Networks for a new era

At midnight on the 31st December 1999 the 20th century came to a close, and amid all the fireworks and champagne, we said goodbye to our past. A century that began with the Victorians and silent films, ended with Britpop and the World Wide Web. The Internet was still new, smartphones and tablets unheard of, and Artificial Intelligence was a science fantasy.

As global networks lit up with pictures and messages from new year celebrations in Hong Kong, Sydney, New York and London, and the feared Y2K millennium bug proved more myth than menace, the types of networks used to transmit data long distances were predominantly Frame Relay, ATM, and the newly emerging Label Switch technologies. All this will very soon be 20 years ago, and while massive leaps in technology have driven global advances almost everywhere else, wide area networks haven’t changed greatly since MPLS first came into use at the turn of the century.

So after two decades of MPLS dominance is it time for a rethink? There are often long lead times on the provisioning of these circuits, an inflexible capability to change network topologies without major cost, redesign and re-engineering, and little ability to dynamically adapt to the changing demands of a very much more complex 21st century world. A network generally has to be sourced from a single carrier who then has a significant lock-in for many years on network supply and management at a predetermined cost.

The emergence of SD-WAN has challenged this proven model, and is both a disruptor and facilitator; by cutting costs and making the network a flexible enabler for cloud derived ‘as a Service’ functions it cuts across the old order, and the separate management layer can allow a vendor neutral service partner to source and run best-cost services from multiple telcos and create a performant network in a very bespoke way.

IT functions today are far from static and predictable, and place massive demands on networks by changing dynamically every single moment, so the modern WAN needs to facilitate very bursty on-demand traffic, and have very high performance and resilience. As M2M, IoT, and AI become a background to all aspects of our lives, traffic levels will grow exponentially, and add ever increasing requirements for networks to accommodate.

Many companies now use elastic cloud compute such as AWS in lieu of traditional datacentre hosting for the build of IT systems, so that fits SD-WAN very well too. Cloud hosted services such as Office 365, Teams, Slack, Skype for Business, Salesforce CRM, and all manner of SaaS offerings, are also prime drivers for the adoption of SD-WAN, as instead of all cloud traffic routing via a corporate data centre it can use local breakout with some very clever use of route optimisation.

SD-WAN can supplement existing legacy technologies, so it can be seen as an evolution rather than a major change. The use of high cost fixed line circuits alone is no longer the only option, and their displacement by lower cost direct internet access circuits and broadband services, in tandem with MPLS, can be used to create hybrid flexible networks across geographies.

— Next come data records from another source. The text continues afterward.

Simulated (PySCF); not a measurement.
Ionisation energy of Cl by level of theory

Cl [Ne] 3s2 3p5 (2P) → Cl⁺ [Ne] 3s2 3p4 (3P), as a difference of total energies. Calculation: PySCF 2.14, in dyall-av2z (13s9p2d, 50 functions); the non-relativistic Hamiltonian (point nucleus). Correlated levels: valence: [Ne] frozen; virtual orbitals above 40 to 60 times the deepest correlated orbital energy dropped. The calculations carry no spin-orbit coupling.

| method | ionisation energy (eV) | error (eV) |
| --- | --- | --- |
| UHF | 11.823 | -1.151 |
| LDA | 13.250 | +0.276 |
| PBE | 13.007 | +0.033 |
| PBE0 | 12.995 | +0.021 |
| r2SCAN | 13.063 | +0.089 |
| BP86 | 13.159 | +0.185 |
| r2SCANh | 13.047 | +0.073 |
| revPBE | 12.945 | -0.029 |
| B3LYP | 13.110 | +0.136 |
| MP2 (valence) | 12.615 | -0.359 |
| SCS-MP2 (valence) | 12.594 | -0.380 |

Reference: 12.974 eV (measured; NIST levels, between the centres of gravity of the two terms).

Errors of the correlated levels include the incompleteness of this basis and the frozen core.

These new hybrid networks can be a mixture of MPLS, DSL, LTE and even cable if required, and may vary by location, network availability, carrier topologies and traffic types, often being coupled with WAN acceleration for an added performance boost. Real time and synchronous traffic such as video, voice and collaboration, can be managed with application specific policies.

The networks that served us well at the end of the 20th century are unlikely to be well suited to the world of e-commerce and rapid change of nearly two decades later. The adaptability and resilience of lower cost and more manageable SD-WAN networks are available to us now, and will create a springboard for businesses right into the next decade of the 21st century. Few of us still use our PDAs, VHS players, and 2G mobiles anymore; we have moved on since the year 2000, and so surely must our networks in this new era.